2. Relationships are an operational capability.

One of the strongest messages from participants was that resilience depends as much on relationships as it does on technology. Trusted relationships enable organizations to share information more quickly, coordinate more effectively during incidents, and solve problems collaboratively before they become crises. Those relationships cannot be built during an emergency; they must be established beforehand.

Throughout the symposium, experts repeatedly highlighted 1) the value of bringing together practitioners who might not otherwise have opportunities to engage with one another in order to build trust and 2) the need for different sectors and job roles to learn to speak each other’s language…perhaps not fluently, but well enough to work together – before a crisis occurs.

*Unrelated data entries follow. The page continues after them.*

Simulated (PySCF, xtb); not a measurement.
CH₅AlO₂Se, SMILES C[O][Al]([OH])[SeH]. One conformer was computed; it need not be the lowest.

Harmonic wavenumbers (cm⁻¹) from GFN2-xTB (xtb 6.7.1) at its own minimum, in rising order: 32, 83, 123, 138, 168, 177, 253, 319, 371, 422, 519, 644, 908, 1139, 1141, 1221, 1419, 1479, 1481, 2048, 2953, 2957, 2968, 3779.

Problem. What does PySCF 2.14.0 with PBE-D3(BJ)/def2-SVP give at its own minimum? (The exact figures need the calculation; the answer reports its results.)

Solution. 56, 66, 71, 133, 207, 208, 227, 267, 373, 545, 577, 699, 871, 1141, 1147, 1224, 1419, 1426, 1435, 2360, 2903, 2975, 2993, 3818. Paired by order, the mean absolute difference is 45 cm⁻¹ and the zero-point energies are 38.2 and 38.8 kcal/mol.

3. Practitioners want practical solutions, not just more reports and technology tools.

Across every panel, attendees emphasized the need for practical, operational guidance – and in some cases, the simpler the better.

Organizations are looking for:

  • Proven practices

  • Templates and playbooks

  • Exercises

  • Case studies

  • Examples of what works

While frameworks and policy remain important, participants consistently expressed a desire for resources that help them implement resilience strategies within their own organizations. Another point surfaced repeatedly: organizations don't necessarily need more guidance—they need help finding and applying the guidance that already exists. In other words, members aren't asking CXC to reinvent the wheel. They're asking us to help identify which wheels actually work. CXC has heard the message loud and clear: curate, don't duplicate.

4. When it comes to AI, existing security frameworks can be adapted, not just replaced. 

Artificial intelligence generated some of the day's most active discussion.  Acknowledging that hosting AI in our critical systems is no longer a “choice,”, conversations focused on how organizations can adopt the technology responsibly while managing new operational risks and dependencies. Many noted that existing cybersecurity and risk management principles remain highly relevant—they simply need to be adapted for rapidly evolving technologies. Participants discussed the importance of establishing governance, clarifying accountability, and translating technical AI issues into practical decisions for executives and operators. Perhaps the bigger challenge isn't technical—it's organizational. Who owns AI risk? Who decides what's acceptable? And how do technical experts translate AI risks into decisions executives can act on?

5. Cross-sector thinking is a must-have in resilience planning.

Perhaps the clearest takeaway from the symposium was that no single organization—or even a single sector—can solve today's resilience challenges alone. Participants repeatedly identified opportunities to strengthen collaboration across and between industry, government, and academia while improving communication across critical infrastructure sectors.


In the coming weeks, CXC will be hosting a follow-up session with sponsors and board members to identify and prioritize projects in the cross-sector space. A full report on the symposium will be available for CXC members.